Not theft. Not disruption. Sometimes cyber activity is just quiet observation
10 Feb 2026|

Chinese state-linked cyber activity is most often discussed as espionage: the theft of secrets for political, military or technological advantage. Increasingly it is also framed as preparation for sabotage—positioning for future disruption of critical infrastructure in a crisis.

Both framings are accurate, but incomplete. They miss a central function of cyber operations for China and others that matters just as much: reducing uncertainty, shaping strategic judgement and improving bargaining position long before any crisis occurs.

Australian security and intelligence agencies have repeatedly warned of persistent state-linked cyber activity targeting Defence, other parts of the government, and critical infrastructure. These advisories are commonly interpreted as evidence of attempted data theft or latent sabotage risk. When neither dramatic theft nor visible disruption occurs, activity is often described as inconclusive, unfinished or merely preparatory.

But not all cyber operations are designed to steal data or break systems. Many are designed to observe them. Persistent, low-impact access offers something strategically valuable: real-time visibility into how systems actually function, rather than how they are supposed to function on paper.

By observing these systems in normal operation, a foreign state can see how organisations behave in practice, including decision-making processes, escalation pathways and response times. This reveals how anomalies are detected, how quickly problems are escalated, where responsibility sits, and how resilient—or brittle—systems are in practice.

Crucially, disruption is not required for this access to be useful. In many cases, disruption would undermine the objective. For states that prioritise long-term planning, uncertainty reduction becomes an end in itself.

Chinese cyber activity in Africa illustrates this. Over two decades, China has embedded itself deeply into African economies through state-backed investment: iron ore in Liberia, copper and cobalt in the Democratic Republic of the Congo and Zambia and logistics infrastructure such as the Port of Mombasa. Much of this has been framed under the Belt and Road Initiative, through the underlying strategy predates the branding.

These investments underpin sectors critical to China’s manufacturing base, electrification efforts and defence-relevant industries. As a result, Beijing’s relationship with African infrastructure is one of interdependency.

This perhaps explains why public reporting has struggled to fully interpret Chinese state-linked cyber activity across African government networks, telecommunications providers and infrastructure-adjacent organisations. Much of this activity has featured long dwell times, minimal disruption and no obvious financial payoff. Interpreted narrowly, it looks unfinished. Interpreted differently, it looks complete.

Overseas resource extraction and logistics systems are inherently exposed to political instability, corruption, labour unrest and infrastructure failure. Relying solely on diplomatic reporting, corporate disclosures, or host-nation assurances introduces uncertainty—and uncertainty weakens bargaining power.

In this context, persistent cyber access functions for Beijing as continuous verification. It provides insight into what is happening across production, logistics and supporting services, rather than what is reported through political or commercial filters.

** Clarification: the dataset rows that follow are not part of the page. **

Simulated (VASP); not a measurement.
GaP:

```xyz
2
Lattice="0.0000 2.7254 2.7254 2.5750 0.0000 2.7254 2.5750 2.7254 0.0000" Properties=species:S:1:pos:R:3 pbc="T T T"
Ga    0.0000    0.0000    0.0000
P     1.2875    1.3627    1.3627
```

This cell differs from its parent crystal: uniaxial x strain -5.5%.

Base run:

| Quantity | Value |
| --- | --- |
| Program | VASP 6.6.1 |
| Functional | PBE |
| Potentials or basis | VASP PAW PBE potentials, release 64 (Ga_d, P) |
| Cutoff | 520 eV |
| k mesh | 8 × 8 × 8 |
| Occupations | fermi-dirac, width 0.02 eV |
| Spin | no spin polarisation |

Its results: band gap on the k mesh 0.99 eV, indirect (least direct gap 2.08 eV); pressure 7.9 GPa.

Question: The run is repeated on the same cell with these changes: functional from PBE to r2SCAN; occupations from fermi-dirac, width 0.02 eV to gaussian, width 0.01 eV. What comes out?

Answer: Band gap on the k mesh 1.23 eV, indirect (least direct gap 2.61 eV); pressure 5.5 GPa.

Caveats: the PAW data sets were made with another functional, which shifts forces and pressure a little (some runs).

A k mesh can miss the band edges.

This is often assumed to be espionage in progress, activity waiting to be exploited later. That assumption is shaped by earlier campaigns focused on intellectual property theft. While that history certainly matters, it should not exclude the potential of a broader objective. After all, two things can be true at once. What if the absence of theft or disruption is not a failure, but the objective?

Cyber operations may operate differently, but the logic is similar.

If cyber activity is understood as enabling strategic sensing as much as sabotage, then prevailing risk models need adjustment. A key question then becomes not only whether the data is being stolen or systems are being prepared for attack but what understanding is being gained—and how that understanding might shape future strategic choices.

For Australia, this means recognising that economic engagement, foreign ownership and critical infrastructure exposure shape cyber collection incentives long before any crisis. The task is not to assume malign intent everywhere, but to understand how uncertainty reduction, system observation and strategic positioning also fit within broader patterns of state behaviour.

For the Australian government, the value lies not in treating such activity as immediately actionable but in using it to better understand adversary priorities, dependencies, and intelligence gaps. That understanding can then inform how Australia anticipates behaviour, and calibrates its own responses in future crises.

Cyber operations that quietly observe may be less visible than disruptive attacks—but they can be no less consequential.